Next Steps - nlaprell/odi-ikm-sql-to-marklogic-dmsdk GitHub Wiki

Document Generation

The IKM currently generates a flat JSON or XML file for each row in the source query. The RECORD_IDENTIFIER option can be set to the column name that holds a unique identifier for a group of rows (the source query should be sorted by this field). This causes the document generated to be an array of JSON objects representing each grouped row.

Example Source

RECORD_ID PERSON_ID NAME ADDRESS PHONE
1 328 Frank 123 N. 1st Ave
2 328 Frank 555.555.5555
3 328 Frank 123.456.7890
4 454 Robert 456 N. 2nd Ave

Example Output Document

The generated document, with the RECORD_IDENTIFIER option set to "PERSON_ID" would appear as follows:

[
  {
    "RECORD_ID": "1",
    "PERSON_ID": "328",
    "NAME": "Frank",
    "ADDRESS": "123 N. 1st Ave",
    "PHONE": ""
  },{
    "RECORD_ID": "2",
    "PERSON_ID": "328",
    "NAME": "Frank",
    "ADDRESS": "",
    "PHONE": "555.555.5555"
  },{
    "RECORD_ID": "3",
    "PERSON_ID": "328",
    "NAME": "Frank",
    "ADDRESS": "",
    "PHONE": "123.456.7890"
  }
]

Note that record 4 is not part of the document since it has a different identifier. It would be in its own document.

Next Steps

Logic needs to be created in MarkLogic to convert the JSON file into a multidimensional JSON/XML file. This should be user configurable, but should include a baseline behavior.

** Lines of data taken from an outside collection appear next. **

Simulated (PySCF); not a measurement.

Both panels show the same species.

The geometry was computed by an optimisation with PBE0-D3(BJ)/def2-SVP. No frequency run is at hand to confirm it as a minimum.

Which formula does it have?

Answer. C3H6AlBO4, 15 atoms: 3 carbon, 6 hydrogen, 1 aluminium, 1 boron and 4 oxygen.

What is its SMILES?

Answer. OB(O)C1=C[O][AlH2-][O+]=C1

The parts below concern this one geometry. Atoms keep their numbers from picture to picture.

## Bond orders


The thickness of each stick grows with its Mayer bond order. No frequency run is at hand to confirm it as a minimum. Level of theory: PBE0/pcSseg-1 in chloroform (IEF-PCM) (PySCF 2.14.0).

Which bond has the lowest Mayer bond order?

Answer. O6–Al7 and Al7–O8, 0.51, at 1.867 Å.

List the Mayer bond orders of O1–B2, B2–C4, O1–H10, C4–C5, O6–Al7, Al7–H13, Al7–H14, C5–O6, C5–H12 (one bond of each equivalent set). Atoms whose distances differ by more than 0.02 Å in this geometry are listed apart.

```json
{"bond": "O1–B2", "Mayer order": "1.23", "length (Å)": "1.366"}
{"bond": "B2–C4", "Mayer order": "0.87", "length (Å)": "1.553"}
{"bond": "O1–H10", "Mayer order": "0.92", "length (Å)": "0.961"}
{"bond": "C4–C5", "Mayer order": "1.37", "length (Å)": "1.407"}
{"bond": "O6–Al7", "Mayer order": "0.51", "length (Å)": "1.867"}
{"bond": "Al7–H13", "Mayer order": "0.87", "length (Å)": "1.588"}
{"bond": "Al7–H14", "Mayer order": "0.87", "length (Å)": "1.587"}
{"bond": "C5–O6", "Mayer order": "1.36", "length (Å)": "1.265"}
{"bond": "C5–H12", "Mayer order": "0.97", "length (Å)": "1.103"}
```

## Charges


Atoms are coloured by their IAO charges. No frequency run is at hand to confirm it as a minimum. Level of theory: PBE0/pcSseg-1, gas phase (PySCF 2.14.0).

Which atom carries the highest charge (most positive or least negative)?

  • Empty/Null values should be ignored.
  • The presence of more than a single value for a given key should cause the final element to be an array (or a node with "value" children for XML).

Configuration

The data steward should be able to configure relational aspects of the final generated document, including row relations. This can be done via a configuration file, or programatically through the source queries.

Configuration File

An XML/JSON file can be used to define how rows relate within a document based on identifiers present in the row. The following source query result as an example:

DOCUMENT_TYPE ENTITY_TYPE RECORD_ID PERSON_ID NAME EVENT_ID START END
person name 1 328 Frank
person event 2 328 333
person event_start 2 328 333 08:30
person event_end 2 328 333 14:00

The configuration should be set for the DOCUMENT_TYPE "person" and reference the ENTITY_TYPE values and their relationship to each other. It could also identify datatypes. In the above example, we want to set configuration that defines (probably as a default) name and event as top level elements of the document, then defines "event_start" and "event_end" as children of "event."

Programatic Configuration

An alternative to the use of configuration files would be to include configuration options in the source query (and therefore the document that is ingested into MarkLogic). Take the following example source query:

DOCUMENT_TYPE ENTITY_TYPE PARENT_ENTITY RECORD_ID PERSON_ID NAME EVENT_ID START END
person name 1 328 Frank
person event 2 328 333
person event_start event 2 328 333 08:30
person event_end event 2 328 333 14:00

The transformation logic in MarkLogic would use known column names to identify each row as having a parent entity. In this example, the first two records having a null PARENT_ENTITY would suggest they belong at the root of the XML/JSON produced, while the value of "event" in the last two rows would cause those records to be inserted as children of the "event" element. A recursive processing of each row would identify a basic map of where the data belongs, without the need for external configuration.

Logging/Exception handling

Logging is currently handled via IKM options that enable logging to an external file for status, success, and failures.

Next Steps

  • Use of internal Oracle logging would be ideal. Initial research suggested that the ODI console is not available to IKMs for logging. There may be a better place for it to go.
  • Batch Success logging could provide a count of milliseconds since the previous success/failure to provide basic benchmarking.
  • Batch Failure logging currently provides a failed batch number (the document name in context has no meaning since it is a UUID) which can be looked up to determine failed documents. Aggregating identifying information from the source query here would be better.

Misc

  • Basic code cleanup and refactoring would help future development. An additional IKM task could be used to hold functions to clean the code up a bit.